Naming Conventions

Here are the notations used.

  • \(B\) is the size of a batch.
  • \(H\) is the height of an image.
  • \(W\) is the width of an image.
  • \(C\) is the number of channels.
  • \(R\) is the total number of instances in an image.
  • \(L\) is the number of classes.

Data objects


  • imgs: \((B, C, H, W)\) or \([(C, H, W)]\)
  • img: \((C, H, W)\)


image is used for a name of a function or a class (e.g., chainercv.utils.write_image()).

Bounding boxes

  • bboxes: \((B, R, 4)\) or \([(R, 4)]\)
  • bbox: \((R, 4)\)
  • bb: \((4,)\)


name classification detection and instance segmentation semantic segmentation  
labels \((B,)\) \((B, R)\) or \([(R,)]\) \((B, H, W)\)  
label \(()\) \((R,)\) \((H, W)\)  
l r lb \(()\)

Scores and probabilities

score represents an unbounded confidence value. On the other hand, probability is bounded in [0, 1] and sums to 1.

name classification detection and instance segmentation semantic segmentation
scores or probs \((B, L)\) \((B, R, L)\) or \([(R, L)]\) \((B, L, H, W)\)
score or prob \((L,)\) \((R, L)\) \((L, H, W)\)
sc or pb \((L,)\)


Even for objects that satisfy the definition of probability, they can be named as score.

Instance segmentations

  • masks: \((B, R, H, W)\) or \([(R, H, W)]\)
  • mask: \((R, H, W)\)
  • msk: \((H, W)\)

Attributing an additonal meaning to a basic data object


  • rois: \((R', 4)\), which consists of bounding boxes for multiple images. Assuming that there are \(B\) images each containing \(R_i\) bounding boxes, the formula \(R' = \sum R_i\) is true.
  • roi_indices: An array of shape \((R',)\) that contains batch indices of images to which bounding boxes correspond.
  • roi: \((R, 4)\). This is RoIs for single image.
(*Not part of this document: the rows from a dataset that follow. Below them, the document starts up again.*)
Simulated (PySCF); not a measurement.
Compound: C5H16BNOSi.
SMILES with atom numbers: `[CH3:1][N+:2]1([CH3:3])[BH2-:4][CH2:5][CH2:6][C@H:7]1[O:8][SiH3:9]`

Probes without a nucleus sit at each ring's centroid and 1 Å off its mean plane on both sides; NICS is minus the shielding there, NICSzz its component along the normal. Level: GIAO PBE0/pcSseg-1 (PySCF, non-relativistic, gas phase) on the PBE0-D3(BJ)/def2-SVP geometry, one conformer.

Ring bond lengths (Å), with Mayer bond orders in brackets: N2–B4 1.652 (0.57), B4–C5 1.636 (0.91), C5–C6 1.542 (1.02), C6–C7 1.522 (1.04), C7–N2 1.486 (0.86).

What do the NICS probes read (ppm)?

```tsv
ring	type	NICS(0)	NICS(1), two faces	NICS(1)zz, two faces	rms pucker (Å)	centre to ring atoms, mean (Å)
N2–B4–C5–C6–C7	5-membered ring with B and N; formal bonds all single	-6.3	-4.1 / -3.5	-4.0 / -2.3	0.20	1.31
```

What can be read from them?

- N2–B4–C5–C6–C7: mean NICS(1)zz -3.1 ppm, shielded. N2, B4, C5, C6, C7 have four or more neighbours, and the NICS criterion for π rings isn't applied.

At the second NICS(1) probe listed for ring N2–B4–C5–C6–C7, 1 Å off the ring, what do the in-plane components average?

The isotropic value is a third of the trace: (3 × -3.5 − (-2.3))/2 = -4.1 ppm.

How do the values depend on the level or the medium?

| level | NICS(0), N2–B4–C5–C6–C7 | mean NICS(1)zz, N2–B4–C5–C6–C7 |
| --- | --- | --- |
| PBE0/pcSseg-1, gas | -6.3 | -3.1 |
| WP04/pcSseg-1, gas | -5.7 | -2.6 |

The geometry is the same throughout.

Attributes associated to RoIs

RoIs may have additional attributes, such as class scores and masks. These attributes are named by appending roi_ (e.g., scores-like object is named as roi_scores).

  • roi_xs: \((R',) + x_{shape}\)
  • roi_x: \((R,) + x_{shape}\)

In the case of scores with shape \((L,)\), roi_xs would have shape \((R', L)\).


roi_nouns = roi_noun = noun when batchsize=1. Changing names interchangeably is fine.

Class-wise vs class-independent

cls_nouns is a multi-class version of nouns. For instance, cls_locs is \((B, R, L, 4)\) and locs is \((B, R, 4)\).


cls_probs and probs can be used interchangeably in the case when there is no confusion.

Arbitrary input

x is a variable whose shape can be inferred from the context. It can be used only when there is no confusion on its shape. This is usually the case when naming an input to a neural network.